In microfinance, the issues that get the most play tend to be the ones most closely related to bottom lines: What are the net impacts on households? How do institutions achieve sustainability? Which mechanisms work, and why? But sometimes, in our pursuit of headline results, we skip over quieter details that tell us something important. Take-up rates often fit this description. In a new FAI Framing Note by Dean Karlan, Jonathan Morduch, and Sendhil Mullainathan, we pay them some much deserved attention.
Take-up rates are the proportion of individuals from a defined population who participate in a program. They are surprisingly variable and, in some cases, surprisingly low: data from 2 surveys and 13 projects show that take-up rates of financial services range between 2 and 84 percent of eligible individuals.

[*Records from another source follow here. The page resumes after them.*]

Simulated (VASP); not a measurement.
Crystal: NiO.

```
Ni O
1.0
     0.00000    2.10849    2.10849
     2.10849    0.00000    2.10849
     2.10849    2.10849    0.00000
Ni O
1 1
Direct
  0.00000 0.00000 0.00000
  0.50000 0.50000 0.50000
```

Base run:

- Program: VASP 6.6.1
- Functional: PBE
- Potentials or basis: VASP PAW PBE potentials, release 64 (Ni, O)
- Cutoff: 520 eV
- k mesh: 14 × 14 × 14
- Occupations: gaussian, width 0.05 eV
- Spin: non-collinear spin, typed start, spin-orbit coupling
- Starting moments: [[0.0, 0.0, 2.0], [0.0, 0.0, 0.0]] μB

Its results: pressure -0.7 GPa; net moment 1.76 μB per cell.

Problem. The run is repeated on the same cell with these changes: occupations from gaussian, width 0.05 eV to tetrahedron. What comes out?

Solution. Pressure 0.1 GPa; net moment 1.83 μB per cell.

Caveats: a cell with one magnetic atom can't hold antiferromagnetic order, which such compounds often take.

By revealing valuable information about customers’ interest in a particular product or service, take-up rates give us a way to quantify demand. Low take-up rates also can suggest pent-up demand for products that are differently designed or priced. In addition, take-up rates have a technical implication for impact evaluations: when they are very low, researchers need data from a much larger sample to get results they can be confident in.
In a way, take-up rates are always a bridesmaid and never the bride. We don’t know of any studies that focus on take-up, but it’s not uncommon for research surveys to include questions that shed some light on it—like why the respondent did or didn’t take a loan or buy a microinsurance policy, for instance. The conclusions that can be drawn from this kind of self-reported, anecdotal evidence are limited, in part because survey questions are always, to an extent, open to interpretation.
To create better-designed and better-priced products, we need a better understanding of why people do or don’t take-up available financial products. We propose that the best way to get more definitive answers is to study take-up—not as an afterthought, but actively, intentionally, and rigorously.